“Back with a vengeance.” That’s how a friend described the new Mission Chinese Food (171 East Broadway), which Danny Bowien opened on East Broadway last week following a quick revamp of a bi-level space that has, in recent years, been a bit of a rotating door for concepts like Rosette and LTO, a pop-up similar to City Grit. Sashay through the door under the large red awning and you’ll find yourself in the front bar, which opens to a lively red banquette-lined dining room with space for about seventy to seventy-five.
It’s an upgrade from the cramped clubhouse-like lair that was the original Mission; Bowien was forced to close that address a year ago after realizing that it would be impossible to properly renovate it to deal with health department violations.
That restaurant was much smaller, and you’d often find groups congregating outside, faced with an hours-long wait. That hasn’t exactly changed — though there’s more space here, you’ll wait two or three hours for a table, unless you get in line right at 5:30, when the doors open. And be forewarned that the waitlist closes down at some point in the night — and it’s often earlier than the 9 p.m. cutoff touted on the restaurant’s website.
The good news is you can now wait indoors, either at that front bar or, if that space is full, downstairs at the service bar, a hidden cubby that has its walls and ceiling covered with Mylar. (Bowien says the artist who did it had to rappel from the walls, and it was such hard work that he’d often come in to find her napping on the roof.) Nostalgic types will also dig the fact that the original menu board hangs here.
The bad news is you can’t order food while you wait, though the crew says that will soon change.
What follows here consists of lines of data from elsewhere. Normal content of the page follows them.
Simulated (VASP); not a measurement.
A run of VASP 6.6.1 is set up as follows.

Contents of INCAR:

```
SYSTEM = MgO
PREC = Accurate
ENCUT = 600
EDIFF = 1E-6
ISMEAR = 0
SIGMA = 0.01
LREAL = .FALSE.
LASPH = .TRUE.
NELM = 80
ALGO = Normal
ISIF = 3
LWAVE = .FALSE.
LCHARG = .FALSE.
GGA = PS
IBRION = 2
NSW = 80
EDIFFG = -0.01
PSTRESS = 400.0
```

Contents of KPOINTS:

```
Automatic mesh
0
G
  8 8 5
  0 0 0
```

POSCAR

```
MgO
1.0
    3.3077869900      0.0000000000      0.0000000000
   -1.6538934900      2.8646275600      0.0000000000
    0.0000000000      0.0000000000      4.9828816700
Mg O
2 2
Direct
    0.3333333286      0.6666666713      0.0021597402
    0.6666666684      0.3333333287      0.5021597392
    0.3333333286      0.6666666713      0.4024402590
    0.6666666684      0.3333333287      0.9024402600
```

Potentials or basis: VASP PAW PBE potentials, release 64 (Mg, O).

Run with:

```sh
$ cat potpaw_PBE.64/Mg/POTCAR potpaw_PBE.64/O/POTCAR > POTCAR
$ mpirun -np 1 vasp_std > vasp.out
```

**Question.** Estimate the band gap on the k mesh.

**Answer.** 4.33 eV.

You should explore the expanded drinks list instead, and get into one of the unusual cocktails. Try the Tom Khallins, which blends Old Tom gin with coconut milk, kaffir lime, lemongrass, ginger, chile, and sesame oil. It drinks like a sweet, cold, refreshing curry. Or order the General Tso’s Old Fashioned, which our bartender described as “liquid Cracker Jack.” And indeed, its roasted peanut flavor comes to the forefront, blending with rye whiskey, super-savory Maggi, ginger, and chiles.
Once you are finally seated, you’ll note that the menu has expanded significantly — our server told us 40 or so of the dishes are new. That includes raw bar items like oysters and crab claws, an age dashi turnip cake Bowien says was inspired by the turnip cakes you find in dim sum restaurants, a couple of whole-fish preparations, a bunch of noodle dishes (like a green tea lo mein and oat noodles), and, oddly, a pizza. Turn to the back page of your menu, and you’ll find large-format dishes that are served family-style, as well as a couple of different tasting menus.
Those who have been missing their classic Mission fix will be pleased to see that classics like the thrice-cooked bacon and the mapo tofu remain virtually unchanged; the mapo still has enough Sichuan heat to just about melt your face. Based on our early bites, we recommend the stir-fried celery; a light but very savory pile of stalks comes strewn with hazelnuts and lily bulbs. And don’t miss the Chongqing chicken wings if you’re into mouth-numbing heat — the crispy bird is coated in tingling pepper.